March 28, 2004
New boundaries already under debate
Redistricting dilemma
By Brian Basinger
Morris News Service
ATLANTA – The ink is barely dry on Georgia’s new legislative district maps, but already lawmakers are debating how long these boundaries will last.
Some say the new plan, finalized by a federal court on Thursday, should be given a long shelf life in order to prevent confusion among voters and heartache among lawmakers, who see their political careers flash before their eyes each time the boundaries are tweaked.
”We’ve had enough of this,” Sen. Regina Thomas, D-Savannah, said Friday. ”It’s about as aggravating as the flag issue.”
However, others want the boundaries retooled as soon as possible.
Sen. Ralph Hudgens, R-Comer, is worried about the shape of the new District 47 in Northeast Georgia, where he will compete for re-election this fall.
”My district goes all the way from Elbert County to Loganville,” said Hudgens, who will now compete for votes in the suburbs of Atlanta, as well as communities near the South Carolina border. ”You just bust up communities of interest all along the way.”
Much of the drama surrounding the new maps stems from the fact that a non-partisan, independent team engineered the plan, instead of the legislature, which traditionally crafts its own plans for the House and the Senate.
House redistrictting
A three-judge federal panel in February ruled the state’s former maps unconstitutional because they violated the one-person, one-vote principle by herding Republicans into as few districts as possible in order to maximize Democrat wins elsewhere.
Those maps were drawn in 2001 when Democrats controlled the House, the Senate and the governor’s mansion.
As a result, the court turned over the mapmaking task to a special master, retired 11th U.S. Circuit Court of Appeals Judge Joseph Hatchett, whose final district plan is very different from the maps last used by voters statewide in 2002.
Dozens of incumbent lawmakers will have to run against each other for re-election under Hatchett’s plan, while voters will find themselves in brand-new districts.
Some lawmakers think Hatchett’s team failed to take into consideration local issues and concerns when drawing the maps.

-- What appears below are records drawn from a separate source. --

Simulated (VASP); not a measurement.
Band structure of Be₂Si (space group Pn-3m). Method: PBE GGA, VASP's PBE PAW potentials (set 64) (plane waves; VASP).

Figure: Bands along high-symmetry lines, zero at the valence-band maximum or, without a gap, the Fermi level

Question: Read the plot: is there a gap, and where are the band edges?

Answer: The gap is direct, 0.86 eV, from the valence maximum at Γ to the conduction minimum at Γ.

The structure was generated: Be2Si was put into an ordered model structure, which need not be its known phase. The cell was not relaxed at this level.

”We can redraw some of the districts a lot better than what the special master drew,” said Hudgens, who serves on the Senate Reapportionment and Redistricting Committee.
Sen. Brian Kemp, R-Athens, agreed.
Senate redistricting
”I just think it would have been more prudent for the legislature to take care of our own business,” Kemp said.
Still, it is widely believed thatlawmakers probably won’t seriously consider redrawing the maps until the 2004 elections have come and gone.
Both Democrats and Republicans are forecasting big wins for their parties under the new districts.
”I believe the House will remain a strong Democratic majority and the Senate will be a toss-up,” said Rep. Mary Margaret Oliver, D-Decatur, chairwoman of the House Judiciary Committee and vice-chairwoman of the House Legislative & Congressional Reapportionment Committee.
Republican campaign strategist Mark Rountree forecast a different scenario under which the GOP would assume nearly total control of state government.
”I don’t see the Democrats holding a majority in the House,” said Rountree of the chamber were Democrats currently outnumber Republicans 108-71. ”Republicans are virtually assured 88 or 89 seats, and it’s possible they could get to 95.”
The GOP already is in control of the Senate, holding 30 of the 56 seats. Democrats originally won 30 seats in 2002, but lost four when party-switchers leaped ship to join the new power structure of Republican Gov. Sonny Perdue.
No matter how the elections turn out, there’s likely to be little enthusiasm for major changes in the maps, said Charles Bullock, a University of Georgia political scientist and former paid redistricting consultant for the Democratic Party of Georgia.
”If you get elected under a certain map, you tend to see some merit to it,” Bullock said. ”I would be surprised to see a more major redrawing of these maps. I would think we would see most of these districts used for quite a while.”
House Minority Whip Jerry Keen, R-St. Simons Island, has a similar perspective.
”I would say they would probably be around for a while,” he said. ”I don’t think you’d see a wholesale move to change.”
Oliver pointed out that state Attorney General Thurbert Baker, a Democrat, is still actively pursuing an appeal of the federal court’s decision to throw out the 2002 maps.
However, Oliver, a lawyer, said she believes it is unlikely the U.S. Supreme Court would take up the appeal in time for new maps to be drawn for the 2004 elections.
”There’s a small chance that the Supreme Court would respond to the appeal before fall,” Oliver said Friday. ”If the appeal is granted, we will, of course, return to the maps prior to the Feb. 10 order.
”If the appeal is denied, I think these maps will stay with us and be good through 2011,” she said, referring to the next year when the legislature would be required to redraw its district maps to reflect the U.S. Census.
In the meantime, lawmakers may consider fine-tuning the maps to reunite precincts and counties split by the new boundaries, a process that occurs to a small extent during every legislative session.
”You can redraw the lines anytime the General Assembly is in session,” Hudgens said. ”There are tweaks all the time.”
Bullock said that regardless of which party prevails this fall, the voters of Georgia will be the big winners because the court-drawn districts are much more compact and unified than the former maps.
”If you were in a district that rambled and sprawled across the state, it was hard to get the attention of your legislator,” Bullock said.